But as I post, I will endeavour to always refer back to these ideas, and we’ll see what other, perhaps more effective ways there are to discover and explore them. More to come.
So, how would this then be pushed at home?
At an early primary level, I connect patterns to their experiences. So, morning routines are the same each week. The relationship between each part of the pattern is order, and what makes sense to do first, second, etc. For example, we don’t put on our school clothes before we shower. We brush our teeth after eating, not before. You can discuss why you use that order, and what would happen when that order is changed. You can also talk about how these routines change on weekends, and why they change.
Cause and effect is another pattern (ababab). If you yell at me, you get a time out. If you yell at me, you get a time out. I’m not letting you stay up, because every time you do you are cranky in the morning and that wrecks our morning routine.
Later, we make the mathematical connections, that patterns can have the same relationships. You go up the slide, then down, you go up the toboggan hill, then go down, etc.
We continue to use the colours and shapes because they are symbols of the parts, and that becomes algebra in later years.
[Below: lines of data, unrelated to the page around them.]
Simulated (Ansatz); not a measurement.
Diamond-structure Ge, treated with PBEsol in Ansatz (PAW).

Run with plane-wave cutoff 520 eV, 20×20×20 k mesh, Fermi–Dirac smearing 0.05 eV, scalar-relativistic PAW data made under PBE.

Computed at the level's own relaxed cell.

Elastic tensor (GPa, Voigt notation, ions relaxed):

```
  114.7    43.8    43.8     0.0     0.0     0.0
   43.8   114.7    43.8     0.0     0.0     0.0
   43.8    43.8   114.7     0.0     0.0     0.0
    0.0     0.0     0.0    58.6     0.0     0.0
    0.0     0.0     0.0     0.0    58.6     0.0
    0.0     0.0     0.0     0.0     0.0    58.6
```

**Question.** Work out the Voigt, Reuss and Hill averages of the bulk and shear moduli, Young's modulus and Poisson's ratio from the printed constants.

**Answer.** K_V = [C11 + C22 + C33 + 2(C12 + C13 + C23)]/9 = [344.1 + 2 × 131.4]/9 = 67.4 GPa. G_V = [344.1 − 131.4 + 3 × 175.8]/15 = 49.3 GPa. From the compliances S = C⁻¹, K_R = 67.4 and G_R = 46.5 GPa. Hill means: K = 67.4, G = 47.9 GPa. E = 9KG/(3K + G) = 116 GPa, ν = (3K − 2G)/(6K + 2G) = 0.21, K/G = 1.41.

My mom taught reading under Title I to elementary students. Your points remind me of what she said about teaching children to read. Words are patterns of shapes strung together. Children who had difficulties learning to read often usually had problems with this, and could be re mediated through patterning with shapes and color pattern practice.
I believe this is true. My blogs about the flash cards discuss the patterning in language. Phonics is one pattern. Grammar is another. Once my students understand pattern, I use the application to teach other things, like the properties of geometric shapes, or the order of numbers, or how life cycles work and what might interrupt those cycles.